In 2015, in a stark example of this, David Cameron’s government failed to intervene when the closure of a steel furnace in the Teesside town of Redcar led to 6,000 people losing their jobs. Worse, the government refused to allow an application for £5 million from an EU fund to help with the crisis.
If the British state cannot distribute funding fairly to the areas that need it most, more and more people will wonder what the point in Britain is at all.
A new devolution settlement, instead of lumping areas together in new configurations and imposing structures from above, needs to restore a proper share of national spending to councils and remove arbitrary limits on councils borrowing to build social housing.
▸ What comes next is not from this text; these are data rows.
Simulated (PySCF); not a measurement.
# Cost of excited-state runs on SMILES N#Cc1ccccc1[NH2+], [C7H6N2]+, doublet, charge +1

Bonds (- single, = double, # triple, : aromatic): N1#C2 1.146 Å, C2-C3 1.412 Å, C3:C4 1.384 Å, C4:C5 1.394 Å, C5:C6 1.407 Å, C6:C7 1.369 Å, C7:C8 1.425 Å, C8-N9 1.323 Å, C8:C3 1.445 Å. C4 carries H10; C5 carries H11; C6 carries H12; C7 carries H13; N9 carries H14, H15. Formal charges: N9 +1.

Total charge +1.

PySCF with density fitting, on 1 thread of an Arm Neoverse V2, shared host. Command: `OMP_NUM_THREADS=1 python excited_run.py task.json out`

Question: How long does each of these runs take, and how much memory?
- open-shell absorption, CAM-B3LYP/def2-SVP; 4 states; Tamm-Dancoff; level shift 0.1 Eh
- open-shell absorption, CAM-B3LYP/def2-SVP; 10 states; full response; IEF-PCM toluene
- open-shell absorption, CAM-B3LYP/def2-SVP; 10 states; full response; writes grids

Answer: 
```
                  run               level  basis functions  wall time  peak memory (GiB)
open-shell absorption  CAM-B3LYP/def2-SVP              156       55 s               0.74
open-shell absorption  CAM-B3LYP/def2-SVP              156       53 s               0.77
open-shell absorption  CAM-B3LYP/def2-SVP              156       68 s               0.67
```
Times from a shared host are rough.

Money must be clearly distributed to areas according to need, fairly and transparently, with a funding formula allocating money on the basis of factors such as poverty levels, levels of ill-health and old age, and environmental and infrastructure quality. And a new funding settlement for local government shouldn’t be up to governments to change on a whim by ministerial fiat. It should be for public debate, not buried in technicalities.
Over-centralised Westminster rule has hung England’s regions out to dry, leaving lives and opportunities parched. And people are rightly angry. The EU referendum result was a vote for returning power to where people can reach it. Now the government needs to put its money – our money – where its mouth is, restoring the means for local governments to serve their communities; and making sure local people can take part fully in decision-making.